Tourist season is upon us in Williamsburg.
Really, I have no problems with tourists. I must look like a pretty friendly local, as I am frequently asked to decipher Colonial Williamsburg maps. I also worked in an historical building during college, so my exposure to the seasonal shift was quite expansive. Though, I am partial to the term “touron,” a wonderful word that all the college students knew and used, which is a combination of tourist and moron.
The only real issue I have? It’s a doozy.
Williamsburg is not a well-planned city. The streets are downright weird. Combine this with millions of people unfamiliar with the area and it spells disaster for the locals.
The interstates aren’t immune either. It look me 30 minutes to go 2 miles yesterday. Just good, ‘ol congestion.
Can someone hit fast forward until October? Pretty please?
At least I have ice cream to cool me down!
I had chai ice cream in Asheville, and it was a dream. I couldn’t wait to give it a try on my own! This ice cream is super simple, no machine required, and the spice blend is REALLY nice. You can add a small amount of ground cloves if you desire, but I was concerned it would be too powerful in this dish.

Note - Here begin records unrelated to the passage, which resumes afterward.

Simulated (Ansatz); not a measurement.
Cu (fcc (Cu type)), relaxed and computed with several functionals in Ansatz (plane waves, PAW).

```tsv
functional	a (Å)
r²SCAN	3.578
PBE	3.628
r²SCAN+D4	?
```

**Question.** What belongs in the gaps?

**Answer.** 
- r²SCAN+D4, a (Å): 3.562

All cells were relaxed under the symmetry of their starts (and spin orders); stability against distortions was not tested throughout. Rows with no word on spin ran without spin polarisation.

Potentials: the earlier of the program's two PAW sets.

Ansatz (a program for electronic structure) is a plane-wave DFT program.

- 2 cups heavy whipping cream, chilled
- 14 ounces sweetened condensed milk
- ¼ teaspoon ginger
- ¼ teaspoon cinnamon
- ⅛ teaspoon cardamom
- ⅛ teaspoon allspice
- ⅛ teaspoon nutmeg
- In a medium bowl, beat the heavy whipping cream until stiff peaks form. Set aside.
- In a large bowl, mix together the sweetened condensed milk, ginger, cinnamon, cardamom, allspice, and nutmeg. Fold in the whipped cream until no white streaks remain.
- Place in a covered container and freeze overnight (or at least 6 hours).